I'm not a professional, so I cannot evaluate any particular technical risk as you asked. However, I feel that NASA should mitigate the programmatic risk of a failure by being more forthright about the possibility of a failure. The current message as understood by the public is "Artemis I will succeed". It should be made more clear that Artemis I is a test and it might go boom. The public would accept that. In fact the public likes things that have a risk of going boom, like stock car races, as long as the risk is stated in advance.One specific example is the SRB pull date. NASA should be explicit here, and state that the SRBs are past due. They will almost certainly work, but NASA has chosen to accept the risk because it's cheaper to lose the mission (and thereby gain valuable information) than it would be to scrub the mission and de-stack. I think the public will accept this if it is publicized before the mission.
The long stack time of the SRBs is really the only glaring thing that seems to be an obvious potential problem right now, and I think that's attributable to NASA being willing to take more risks on an uncrewed test flight than they would with people on board.
Quote from: whitelancer64 on 05/03/2022 03:52 pmThe long stack time of the SRBs is really the only glaring thing that seems to be an obvious potential problem right now, and I think that's attributable to NASA being willing to take more risks on an uncrewed test flight than they would with people on board. My uninformed guess agrees with your professional opinion. Why don't they say so?

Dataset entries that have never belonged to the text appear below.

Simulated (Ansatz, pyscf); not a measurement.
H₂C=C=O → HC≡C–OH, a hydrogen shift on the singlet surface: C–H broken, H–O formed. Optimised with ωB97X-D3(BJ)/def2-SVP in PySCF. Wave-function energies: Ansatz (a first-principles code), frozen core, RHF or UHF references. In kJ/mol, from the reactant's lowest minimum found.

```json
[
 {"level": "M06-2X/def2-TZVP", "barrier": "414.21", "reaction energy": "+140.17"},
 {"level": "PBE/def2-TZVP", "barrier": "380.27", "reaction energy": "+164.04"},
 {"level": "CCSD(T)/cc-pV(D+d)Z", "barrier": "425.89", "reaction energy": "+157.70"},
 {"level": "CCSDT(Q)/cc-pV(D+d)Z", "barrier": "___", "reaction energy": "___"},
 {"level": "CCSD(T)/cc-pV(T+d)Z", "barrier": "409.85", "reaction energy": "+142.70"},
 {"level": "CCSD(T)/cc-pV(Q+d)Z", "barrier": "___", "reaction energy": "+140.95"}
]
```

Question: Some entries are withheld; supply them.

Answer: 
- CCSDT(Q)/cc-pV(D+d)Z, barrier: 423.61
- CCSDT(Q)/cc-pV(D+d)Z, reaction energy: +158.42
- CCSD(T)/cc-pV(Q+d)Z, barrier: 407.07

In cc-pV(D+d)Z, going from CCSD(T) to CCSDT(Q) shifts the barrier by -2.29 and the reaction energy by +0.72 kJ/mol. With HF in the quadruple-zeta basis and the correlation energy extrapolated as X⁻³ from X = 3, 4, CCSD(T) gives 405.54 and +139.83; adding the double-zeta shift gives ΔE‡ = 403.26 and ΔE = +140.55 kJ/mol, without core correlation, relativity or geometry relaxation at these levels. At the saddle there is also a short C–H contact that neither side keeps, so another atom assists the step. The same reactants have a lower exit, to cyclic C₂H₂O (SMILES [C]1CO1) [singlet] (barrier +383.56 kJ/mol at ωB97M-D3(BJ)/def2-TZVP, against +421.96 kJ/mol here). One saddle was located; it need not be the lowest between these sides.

Vibrations, electronics, solder joints and trace continuity. The Orion program has a history with cracked traces in vibration testing. The SLS #4 engine controller that stopped working was attributed to a solder joint. If I were to guess why Artemis-1 might go badly wrong during ascent, it would be something like that. It's a particularly violent ride on the SRBs for untold millions of tiny electrical conductors.
Comparing Starship failure rates to SLS is like comparing two completely different systems. Starship may turn out to have the highest failure rate of any launch vehicle of all time. Chances Starship fails on the next flight are very very high. In fact, makes you wonder if Starship is just designed to fail - as if to say, if we couldn’t make our stuff work, then the other stuff surely wouldn’t work. Seen this play out as a marketing trick in the industry during the 90s.But SLS has tremendous heritage. It will be highly successful.
I would say 50-50 for the inaugural flight, including all possible "launch vehicle failures" during ascent, including orbit shortfalls, etc.
I think the most likely failure cause for Artemis I is flight software. It is brand new and as I understand it Boeing was responsible for its definition, creation, and verification. Several years ago the development of SLS core stage flight software was reportedly in disarray and behind schedule. Of course Boeing's failings with CST-100 software is well known. I think the odds of LOV is about 10% and LOM is about 20%.